Week 1

For more detail, you can download the html file here free

Week 1

This course is following that

Raw data → Processing script → Tidy data → Data analysis → Data communication

Raw Data VS Processed Data:

Raw Data

The original source of the data
Often hard to use for data analysis. Because they are complicated or they are hard to parse or analysis.
Data analysis includes processing or the cleaning of the data.
Raw data may only need to be proceed once

Processed Data:

Data that is ready for analysis.
Processing can include merging, subsetting, transforming, etc.
There may be standards for processing.
All steps should be recorded.(very important)

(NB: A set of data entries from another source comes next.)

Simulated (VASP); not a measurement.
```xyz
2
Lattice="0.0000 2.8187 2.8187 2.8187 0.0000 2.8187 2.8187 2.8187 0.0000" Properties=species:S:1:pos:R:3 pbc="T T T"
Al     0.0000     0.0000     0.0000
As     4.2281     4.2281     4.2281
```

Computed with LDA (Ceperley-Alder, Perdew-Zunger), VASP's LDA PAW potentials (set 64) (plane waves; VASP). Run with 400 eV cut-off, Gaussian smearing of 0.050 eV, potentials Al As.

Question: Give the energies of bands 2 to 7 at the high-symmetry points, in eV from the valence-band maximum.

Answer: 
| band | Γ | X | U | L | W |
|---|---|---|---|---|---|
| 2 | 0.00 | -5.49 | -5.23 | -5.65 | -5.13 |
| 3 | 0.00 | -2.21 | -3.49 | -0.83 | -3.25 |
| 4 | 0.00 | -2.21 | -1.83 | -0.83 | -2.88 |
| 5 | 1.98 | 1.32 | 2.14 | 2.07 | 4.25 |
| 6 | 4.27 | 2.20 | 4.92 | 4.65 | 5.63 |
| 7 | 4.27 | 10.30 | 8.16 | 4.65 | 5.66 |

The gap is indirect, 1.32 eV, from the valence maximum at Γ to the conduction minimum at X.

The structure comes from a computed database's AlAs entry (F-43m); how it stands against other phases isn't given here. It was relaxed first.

Data processing actually is part of the data analysis. In fact a huge component of data scientist’s job is performing those sorts of processing operations. The raw data may only need to be processed once, but regardless of how often you processed it, you need to keep a record of all the different things you did. Because it can have a major impact on the data stream analysis.

Raw Data VS Tidy Data

Raw Data:

Ran no software on the data.
Did not manipulate any of the numbers in the data.
You did not remove any data from data set.
You did not summarize the data in any way.

Tidy Data:

Each variable you measure should be in one column.
Each different observation of that variable should be in a different row.
There should be one table for each “kind” of variable.
If you have multiple tables, they should include a column in the table that allow them to be linked.

Other important tips about tidy data:

Include a row at the top of each file with variable names.
Make variable names human readable.
In general data should be saved in one file per table.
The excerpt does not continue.